I know that I'm also just zooming in on one sentence now, but it does after all pretty much sum up your post:
Yes, there are individual hearing abilities, and it's also possible to train your hearing. I think most people here acknowledge that, and if they don't, they should. I'm able to pass ABX tests that my mum can't. You can perhaps pass ABX tests that I can't.
However, as far as I know "full audible transparency" does exist for certain things, since there are things that no one in the entire world would be able to hear, such as for example a nasty artifact in a DAC at -140 dB while music is playing with peaks close to 0 dB, even if the music is really loud.
Where the line is between completely inaudible for everyone, inaudible for most people all of the time, and inaudible for most people most of the time is of course a bit blurry, I acknowledge that.
Just to clarify what I said in an earlier post: DACs with distortion at e.g. -120 dB will be more transparent than an amp with distortion at -60 dB. I was talking about threshold of audibility, so in decibles, and I didn't mean that certain types of products (e.g. DACs or amps) will always be fully audibly transparent. Since it's more likely that an amp changes the frequency response than a DAC does, amps as a category will be less audibly transparent than DACs.
Did you by any chance listen to the two files that someone posted, run through two amplifiers - one with more distortion than the other, and if so could you hear a difference?
Can you hear a difference between dac+amp path with 92dB vs. 78dB SINAD? Quite a lot has been said here about “audibility” of SINAD, or existing/non-existing sound differences between amplifiers or DACs. Quite often we forget to evaluate SINAD of the whole audio chain consisting of a DAC, power...
www.audiosciencereview.com
At xiph.org there's a file which has a 1 kHz tone at -105 dB. When I listened to this I had to turn the volume on my amp almost all the way to the max before I could hear
anything, and all the way to the max to hear it at even quite a low volume.
If I had played music at that volume, my speakers would quite surely have blown up!
I can send you a link to this if you like.
I could not imagine that you, Ken, would in any way be able to hear that tone, or a nasty constant buzzing artifact, if it was inserted at that level under regular music with peaks close to 0 dB.
I've already tried something like this myself, taking a really good recording of Mozart's "Lacrimosa" and mixing it with Dark Funeral, which is fast, pounding black metal, at -80 dB, and I couldn't hear the black metal under the Mozart. If you like, I can send you this.
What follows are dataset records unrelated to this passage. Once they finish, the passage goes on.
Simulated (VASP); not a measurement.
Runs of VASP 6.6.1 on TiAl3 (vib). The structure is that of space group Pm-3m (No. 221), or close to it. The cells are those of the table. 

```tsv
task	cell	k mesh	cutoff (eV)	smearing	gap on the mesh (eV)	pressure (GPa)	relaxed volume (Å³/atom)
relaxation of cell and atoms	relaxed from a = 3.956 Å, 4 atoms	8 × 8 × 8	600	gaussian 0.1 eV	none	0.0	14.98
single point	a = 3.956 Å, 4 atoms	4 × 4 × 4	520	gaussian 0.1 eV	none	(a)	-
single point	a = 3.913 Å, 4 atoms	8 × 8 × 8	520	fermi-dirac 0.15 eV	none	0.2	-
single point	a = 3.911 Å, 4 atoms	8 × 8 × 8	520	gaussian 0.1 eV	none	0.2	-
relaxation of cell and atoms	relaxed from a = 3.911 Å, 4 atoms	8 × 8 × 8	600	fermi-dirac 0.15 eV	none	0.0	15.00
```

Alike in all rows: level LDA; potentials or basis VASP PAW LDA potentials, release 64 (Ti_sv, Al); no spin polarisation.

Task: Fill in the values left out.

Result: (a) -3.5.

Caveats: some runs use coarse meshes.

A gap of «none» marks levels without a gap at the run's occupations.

None of this is meant as a personal attack on you, but unfortunately I find that the people who talk the most about individual hearing abitlities and how they've spent years training their hearing to perfection (and maybe they truly have), and often also say that they don't care how something measures, they only care about how something sounds, are often the ones who are the
least willing to actually listen, and
only listen, and thereby back up their claims with an ABX test - instead prefering to go on and on and on, arguing about how they don't need to prove anything to anyone because they know what they heard, and it was so goddamn obvious - so of course they should be able to ace the ABX test in a few minutes. Yet, they don't.